CHAPTER IV. THE SUNGS AND THE KINS
His son and successor, Chintsong, must be pronounced fortunate in that the first year of his reign witnessed the death of Yeliu Hiuco. The direct consequence of his death was that the Chinese were, for the first time, successful in their campaign against the Leaous. But this satisfactory state of things did not long continue, and the Leaous became so aggressive and successful that there was almost a panic among the Chinese, and the removal of the capital to a place of greater security was suggested. The firm counsel and the courageous demeanor of the minister Kaochun prevented this course being adopted. He figuratively described the evil consequences of retreat by saying, "Your majesty can, without serious consequences, advance a foot further than is absolutely necessary, but you cannot retire, even to the extent of an inch, without doing yourself much harm." Chintsong, fortunately for himself and his state, adopted this course; and the Tartars thought it best to come to terms, especially as the Chinese emperor was willing to pay annually an allowance in silk and money as the reward of their respecting his frontier. The arrangement could not have been a bad one, as it gave the empire eighteen years of peace, The country, no doubt, increased greatly in prosperity during this period; but the reputation of Chintsong steadily declined. He seems to have been naturally superstitious, and he gave himself up to fortune tellers and soothsayers during the last years of his reign; and when he died, in A.D. 1022, he had impaired the position and power of the imperial office. Yet, so far as can be judged, the people were contented, and the population rose to over one hundred million.

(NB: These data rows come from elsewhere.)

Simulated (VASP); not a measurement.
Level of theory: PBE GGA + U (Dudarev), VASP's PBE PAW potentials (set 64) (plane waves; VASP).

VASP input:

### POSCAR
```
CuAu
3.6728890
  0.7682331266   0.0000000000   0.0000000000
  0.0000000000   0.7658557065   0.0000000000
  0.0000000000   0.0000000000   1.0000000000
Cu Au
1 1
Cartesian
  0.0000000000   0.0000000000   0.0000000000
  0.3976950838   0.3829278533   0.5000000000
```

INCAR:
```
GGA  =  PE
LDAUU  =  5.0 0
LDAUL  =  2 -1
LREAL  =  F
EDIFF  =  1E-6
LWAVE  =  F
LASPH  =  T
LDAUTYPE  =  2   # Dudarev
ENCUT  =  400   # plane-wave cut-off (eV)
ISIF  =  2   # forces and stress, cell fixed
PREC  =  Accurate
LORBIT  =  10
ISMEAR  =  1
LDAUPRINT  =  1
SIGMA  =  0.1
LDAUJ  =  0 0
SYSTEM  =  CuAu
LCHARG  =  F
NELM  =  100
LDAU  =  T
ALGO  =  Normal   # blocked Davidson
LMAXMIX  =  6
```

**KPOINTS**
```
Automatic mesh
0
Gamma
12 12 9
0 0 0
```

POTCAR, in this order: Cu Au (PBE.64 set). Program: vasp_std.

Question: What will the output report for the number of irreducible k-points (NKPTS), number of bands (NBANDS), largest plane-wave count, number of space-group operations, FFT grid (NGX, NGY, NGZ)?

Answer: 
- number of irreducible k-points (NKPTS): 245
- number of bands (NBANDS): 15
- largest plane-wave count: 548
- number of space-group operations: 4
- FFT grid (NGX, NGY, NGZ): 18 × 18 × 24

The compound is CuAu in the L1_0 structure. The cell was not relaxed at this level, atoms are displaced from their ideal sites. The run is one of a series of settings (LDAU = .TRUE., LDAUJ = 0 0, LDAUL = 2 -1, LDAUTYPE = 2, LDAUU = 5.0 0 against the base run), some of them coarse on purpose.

Chintsong was succeeded by his sixth son, Jintsong, a boy of thirteen, for whom the government was carried on by his mother, a woman of capacity and good sense. She took off objectionable taxes on tea and salt - prime necessaries of life in China - and she instituted surer measures against the spiritualists and magicians who had flourished under her husband and acquired many administrative offices under his patronage. After ruling for ten peaceful years she died and Jintsong assumed the personal direction of affairs. During the tranquillity that had now prevailed for more than a generation a new power had arisen on the Chinese frontier in the principality of Tangut or Hia. This state occupied the modern province of Kansuh, with some of the adjacent districts of Koko Nor and the Gobi Desert. Chao Yuen, the prince of this territory, was an ambitious warrior, who had drawn round his standard a force of one hundred and fifty thousand fighting men. With this he waged successful war upon the Tibetans, and began a course of encroachments on Chinese territory which was not to be distinguished from open hostility. Chao Yuen was not content with the appellation of prince, and "because he came of a family several of whose members had in times past borne the imperial dignity," he adopted the title of emperor. Having taken this step, Chao Yuen wrote to Jintsong expressing "the hope that there would be a constant and solid peace between the two empires." The reply of the Chinese ruler to this insult, as he termed it, was to declare war and to offer a reward for the head of Chao Yuen.
It was soon made evident that Chao Yuen possessed the military power to support an imperial dignity. He defeated the emperor's army in two pitched battles at Sanchuen and Yang Moulong, and many years elapsed before the Sung rulers can be held to have recovered from the loss of their best armies. The Khitans of Leaoutung took advantage of these misfortunes to encroach, and as Jintsong had no army with which to oppose them, they captured ten cities with little or no resistance. The Chinese government was compelled to purchase them back by increasing the annual allowance it paid of gold and silk. A similar policy was resorted to in the case of Chao Yuen, who consented to a peace on receiving every year one hundred thousand pieces of silk and thirty thousand pounds of tea. Not content with this payment, Chao Yuen subsequently exacted the right to build fortresses along the Chinese frontier. Soon after this Chao Yuen was murdered by one of his sons, whose betrothed he had taken from him. If Jintsong was not fortunate in his wars he did much to promote education and to encourage literature. He restored the colleges founded by the Tangs, he built a school or academy in every town, he directed the public examinations to be held impartially and frequently, and he gave special prizes as a reward for elocution. Some of the greatest historians China has produced lived in his reign, and wrote their works under his patronage; of these Szemakwang was the most famous. His history of the Tangs is a masterpiece, and his "Garden of Szemakwang" an idyll. He was remarkable for his sound judgment as well as the elegance of his style, and during the short time he held the post of prime minister his administration was marked by ability and good sense. The character of Jintsong was, it will be seen, not without its good points, which gained for him the affection of his subjects despite his bad fortune against the national enemies, and his reign of thirty years was, generally speaking, prosperous and satisfactory. After the brief reign of his nephew, Yngtsong, that prince's son, Chintsong the Second, became emperor.